Caledonia Curry (b. 1977, New London, CT) whose work appears under the name Swoon, is a Brooklyn-based artist and is widely known as the first woman to gain large-scale recognition in the male-dominated world of street art. Callie took to the streets of New York while attending the Pratt Institute of Art in 1999, pasting her paper portraits to the sides of buildings with the goal of making art and the public space of the city more accessible.

In a moment when contemporary art often holds a conflicted relationship to beauty, Callie’s work carries with it an earnestness, treating the beautiful as sublime even as she explores the darker sides of her subjects. Her work has become known for marrying the whimsical to the grounded, often weaving in slivers of fairy-tales, scraps of myth, and a recurring motif of the sacred feminine. Tendrils of her own family history—and a legacy of her parents’ struggles with addiction and substance abuse—recur throughout her work.

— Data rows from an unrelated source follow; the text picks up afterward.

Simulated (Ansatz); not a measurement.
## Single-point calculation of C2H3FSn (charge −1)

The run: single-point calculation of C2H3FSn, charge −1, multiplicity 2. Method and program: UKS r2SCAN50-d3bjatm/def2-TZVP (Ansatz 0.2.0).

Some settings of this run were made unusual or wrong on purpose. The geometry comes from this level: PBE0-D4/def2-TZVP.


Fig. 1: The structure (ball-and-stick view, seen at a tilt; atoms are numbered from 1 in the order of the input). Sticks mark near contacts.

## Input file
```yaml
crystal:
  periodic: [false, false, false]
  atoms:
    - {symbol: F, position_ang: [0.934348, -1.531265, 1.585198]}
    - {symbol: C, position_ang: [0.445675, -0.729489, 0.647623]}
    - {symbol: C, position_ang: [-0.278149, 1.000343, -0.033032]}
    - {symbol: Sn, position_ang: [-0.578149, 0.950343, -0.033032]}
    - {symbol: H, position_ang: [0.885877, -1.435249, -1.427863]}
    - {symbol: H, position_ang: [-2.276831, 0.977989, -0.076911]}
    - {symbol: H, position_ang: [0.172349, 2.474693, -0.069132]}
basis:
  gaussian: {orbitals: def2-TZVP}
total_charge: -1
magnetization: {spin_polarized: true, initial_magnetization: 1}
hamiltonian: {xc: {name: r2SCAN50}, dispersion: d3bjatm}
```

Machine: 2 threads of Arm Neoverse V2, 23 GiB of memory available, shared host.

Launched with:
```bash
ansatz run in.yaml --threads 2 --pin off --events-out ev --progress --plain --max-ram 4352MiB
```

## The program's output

While much of Callie’s art plays with the fantastical, there is also a strong element of realism. This can be seen in her myriad social endeavors, including a long-term community revitalization project in Braddock, Pennsylvania and her efforts to build earthquake-resistant homes in Haiti through Konbit Shelter. Her non-profit, the Heliotrope Foundation, was created in order to further support these ventures.

Today, Callie’s work can be found on the sides of buildings worldwide and has been given both permanent and transient homes in more classical institutions, including New York’s Museum of Modern Art, the Institute of Contemporary Art in Boston, the Tate Modern, and the São Paulo Museum of Art. Most recently, she has begun using film animation to explore the boundaries of visual storytelling.(Source: Artist’s Website)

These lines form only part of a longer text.